This paper is for index investors, including asset owners, asset managers and index providers, as well as policymakers, who are looking to align their investment strategies, product offerings, and policies with the Net Zero Investment Framework (NZIF 2.0) and goals of the Paris Agreement.
'Index investing for the net zero transition' paper provides practical considerations on overcoming challenges and implementing solutions that support real-economy decarbonisation through index investing.
The paper is supported by two investor case studies. One outlines how Ilmarinen, Finland’s leading pension insurer, has shifted most of its performance benchmarks to MSCI Climate Action indices and invested in ETFs in the same index to steer aggregate portfolio exposures to climate considerate allocation.
The second explains how Phoenix Group, the UK’s largest long-term savings and retirement business, has designed and implemented the FTSE All-Share Phoenix Group Climate Index to support its decarbonisation targets and inform a sustainable default investment proposition for its clients.
Indispensable tools
The term ‘index investing’ is often used interchangeably with ‘passive investing’. However, index investing more accurately reflects the growing sophistication of quantitative systematic strategies that seek to track the performance of a specified index. This can be achieved through mutual funds, segregated mandates such as index funds, and exchange-traded funds (ETFs).
Index funds and ETFs have become indispensable tools for institutional investors, offering cost-efficient, transparent, and scalable solutions to meet long-term financial and sustainability objectives in a rapidly shifting global market. Yet, despite their growing prevalence, index investors face significant hurdles in aligning their broad-based portfolios with net-zero targets.

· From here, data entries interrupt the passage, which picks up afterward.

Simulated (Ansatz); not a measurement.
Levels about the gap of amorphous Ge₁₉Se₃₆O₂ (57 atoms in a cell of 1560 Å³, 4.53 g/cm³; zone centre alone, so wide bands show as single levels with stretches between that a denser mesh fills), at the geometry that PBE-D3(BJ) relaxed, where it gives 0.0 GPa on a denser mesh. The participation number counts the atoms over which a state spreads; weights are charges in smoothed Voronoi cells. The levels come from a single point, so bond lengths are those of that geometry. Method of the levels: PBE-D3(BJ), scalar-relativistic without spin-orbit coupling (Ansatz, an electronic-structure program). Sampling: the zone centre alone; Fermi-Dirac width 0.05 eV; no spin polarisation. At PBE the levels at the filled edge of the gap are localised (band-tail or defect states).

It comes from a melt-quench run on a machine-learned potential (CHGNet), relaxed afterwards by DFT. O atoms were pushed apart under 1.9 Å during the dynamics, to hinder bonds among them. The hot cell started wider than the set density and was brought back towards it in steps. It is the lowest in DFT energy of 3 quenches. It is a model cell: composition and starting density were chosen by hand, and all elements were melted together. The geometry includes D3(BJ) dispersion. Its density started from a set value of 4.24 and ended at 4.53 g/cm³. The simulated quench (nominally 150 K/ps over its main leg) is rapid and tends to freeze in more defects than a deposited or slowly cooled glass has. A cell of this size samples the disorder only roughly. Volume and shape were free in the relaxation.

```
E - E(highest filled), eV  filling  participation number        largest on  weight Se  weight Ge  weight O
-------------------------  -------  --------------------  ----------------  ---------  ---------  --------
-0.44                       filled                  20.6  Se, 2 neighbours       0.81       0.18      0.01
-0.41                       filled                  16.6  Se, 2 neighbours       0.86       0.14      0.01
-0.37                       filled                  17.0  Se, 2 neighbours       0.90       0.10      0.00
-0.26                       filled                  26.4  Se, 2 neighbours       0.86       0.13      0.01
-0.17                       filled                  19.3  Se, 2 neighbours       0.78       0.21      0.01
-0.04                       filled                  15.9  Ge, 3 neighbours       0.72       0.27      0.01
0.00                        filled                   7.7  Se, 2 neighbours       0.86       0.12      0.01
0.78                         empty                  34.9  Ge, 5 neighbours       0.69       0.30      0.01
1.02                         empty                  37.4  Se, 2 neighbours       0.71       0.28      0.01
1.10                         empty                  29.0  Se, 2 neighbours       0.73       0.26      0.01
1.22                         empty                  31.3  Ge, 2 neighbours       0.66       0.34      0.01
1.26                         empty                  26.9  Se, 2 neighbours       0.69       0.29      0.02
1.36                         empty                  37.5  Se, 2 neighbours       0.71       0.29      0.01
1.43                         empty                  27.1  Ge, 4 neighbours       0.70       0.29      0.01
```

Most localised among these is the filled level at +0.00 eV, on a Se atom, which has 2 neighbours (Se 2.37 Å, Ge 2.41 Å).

Recognising the challenge, IIGCC’s Enhancing the Quality of Net Zero Benchmarks (2023) set out key principles for constructing, maintaining, and reporting on net-zero-aligned benchmarks. Achieving real-economy decarbonisation requires more than reducing portfolio emissions: asset selection, stewardship, engagement, and advocacy for systemic change are key levers for financing reduced emissions and alignment with NZIF.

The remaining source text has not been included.